The URank project introduces new probabilistic formulations for ranking and ranking-aggregate queries in probabilistic databases. The formulations are based on marriage of traditional ranking semantics with possible worlds semantics. In the light of these formulations, we have designed novel techniques to support different probabilistic ranking queries, and leverage existing query processing and indexing capabilities in current RDBMSs to recognize and handle data uncertainty in score-based ranking.
1. Introduction
Ranking and aggregation queries are widely used in data exploration, data analysis and decision making scenarios. Ranking queries (also referred to as Top-k Queries) report the top-ranked tuples in the database based on scores computed by a given scoring function defined on one or more scoring predicates (e.g., functions defined on one or more database columns). A scoring function induces a unique total order on database tuples. Ranking-aggregate queries (also referred to as Top-k Aggregate Queries) rank groups of tuples based on their aggregate score values (e.g., average score) and return the top-ranked groups.

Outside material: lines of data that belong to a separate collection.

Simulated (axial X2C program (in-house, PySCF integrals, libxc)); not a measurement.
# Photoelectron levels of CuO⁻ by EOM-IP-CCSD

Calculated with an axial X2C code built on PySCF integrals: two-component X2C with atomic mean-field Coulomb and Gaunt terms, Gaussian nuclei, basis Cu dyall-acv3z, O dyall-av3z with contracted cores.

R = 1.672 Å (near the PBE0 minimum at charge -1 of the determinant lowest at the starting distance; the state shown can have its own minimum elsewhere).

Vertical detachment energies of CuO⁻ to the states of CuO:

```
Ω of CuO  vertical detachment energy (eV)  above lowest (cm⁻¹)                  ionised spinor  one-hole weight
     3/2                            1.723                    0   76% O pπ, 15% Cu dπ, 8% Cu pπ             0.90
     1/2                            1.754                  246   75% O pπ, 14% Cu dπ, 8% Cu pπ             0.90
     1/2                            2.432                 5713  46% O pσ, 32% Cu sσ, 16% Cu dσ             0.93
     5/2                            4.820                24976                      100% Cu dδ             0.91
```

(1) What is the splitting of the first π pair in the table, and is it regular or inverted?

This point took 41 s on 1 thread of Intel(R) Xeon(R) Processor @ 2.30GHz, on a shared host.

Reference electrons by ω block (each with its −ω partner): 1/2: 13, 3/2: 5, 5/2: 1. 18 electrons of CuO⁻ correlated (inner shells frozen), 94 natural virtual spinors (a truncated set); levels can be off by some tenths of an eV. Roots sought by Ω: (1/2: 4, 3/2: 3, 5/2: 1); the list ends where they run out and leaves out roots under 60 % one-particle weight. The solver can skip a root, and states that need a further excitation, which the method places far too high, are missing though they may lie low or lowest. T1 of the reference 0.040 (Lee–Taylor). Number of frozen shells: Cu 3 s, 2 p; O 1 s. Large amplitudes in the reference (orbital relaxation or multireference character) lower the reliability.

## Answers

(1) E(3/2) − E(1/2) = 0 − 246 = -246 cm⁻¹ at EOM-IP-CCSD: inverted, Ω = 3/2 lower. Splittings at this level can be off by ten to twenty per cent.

While most of the currently proposed ranking and aggregation techniques focus on deterministic data, several emerging applications (e.g., Web mashups, location-based services, and sensor data management) involve data that is unclean or uncertain.
For example, in the context of the Web, information extraction techniques are used to extract instances of entities, e.g., organization and person names. The imperfection of extraction tools and the inherent ambiguity of unstructured text introduce uncertainties in the extracted information. Ranking under such uncertain information based on some scoring measure is important to a wide range of applications. For example, a popularity survey may require ranking movies based on extracted ratings from online movie reviews. In the context of sensor networks, sensor readings are usually represented using probabilistic models, derived from readings history and sensor correlations. Many applications can benefit from aggregating sensor data. For example, grouping sensor readings by location to find the top-k locations based on average temperature.
We consider two different types of data uncertainty:
- Tuple level uncertainty: tuples may belong to the database with less than absolute confidence. A widely-used model to capture this type of uncertainty is representing tuples as probabilistic events, and model the database as a joint distribution defined on these events.
- Value level uncertainty: tuple attributes may have uncertain values. A widely-used model to capture this type of uncertainty is representing tuple attributes as probability distributions defined on discrete or continuous domains.
Under both types of uncertainty, ranking and aggregation queries have intriguing formulations due to the possibility of having multiple possible ranked instances (possible worlds) of the same database originating from tuple/value uncertainties. Ranking and aggregating uncertain (probabilistic) data raises new challenges in query semantics and processing, making conventional methods inapplicable. Furthermore, uncertainty imposes probability as a new ranking dimension that does not exist in the traditional settings.
The following example illustrates the challenges involved in formulating and computing ranking queries under tuple level uncertainty:
Example 1. In a traffic-monitoring system, radars detect cars' speeds automatically, while car identification, e.g., by plate number, is performed by a human operator, or OCR of plate number images. In this system, multiple sources contribute to data uncertainty, e.g., high voltage lines that interfere with radars affecting their precision, closeby cars that cannot be distinguished, or plate number images that are not clear enough to identify the car precisely. Figure 1 shows a snapshot of speed Readings relation in the last hour. The special attribute Prob in each tuple indicates the probability that the whole tuple carries correct information. This probability can be obtained from various sources. For example, history of previous readings might indicate that 70% of the readings obtained from radars close to high voltage lines are actually correct. Hence, the readings of a radar unit that is close to high voltage lines can be assumed to be correct with probability 0.7. Other sources, e.g., clearness of plate number images, can be additionally incorporated to better quantify tuple's uncertainty.
![]() |
| Figure 1: A relation with tuple uncertainty and example ranking and aggregation queries |
Figure 1 shows two queries to be evaluated on the Readings relation in Example 1. Query 1 requests the top-k speeding cars in one hour interval, which can be used, e.g., in an accident investigation scenario, while Query 2 requests the top-k locations based on average speed, which can be used, e.g., to recommend the most suitable locations of speed traps. While both queries are clear in deterministic databases, we show that their interpretation and processing is challenging for probabilistic databases.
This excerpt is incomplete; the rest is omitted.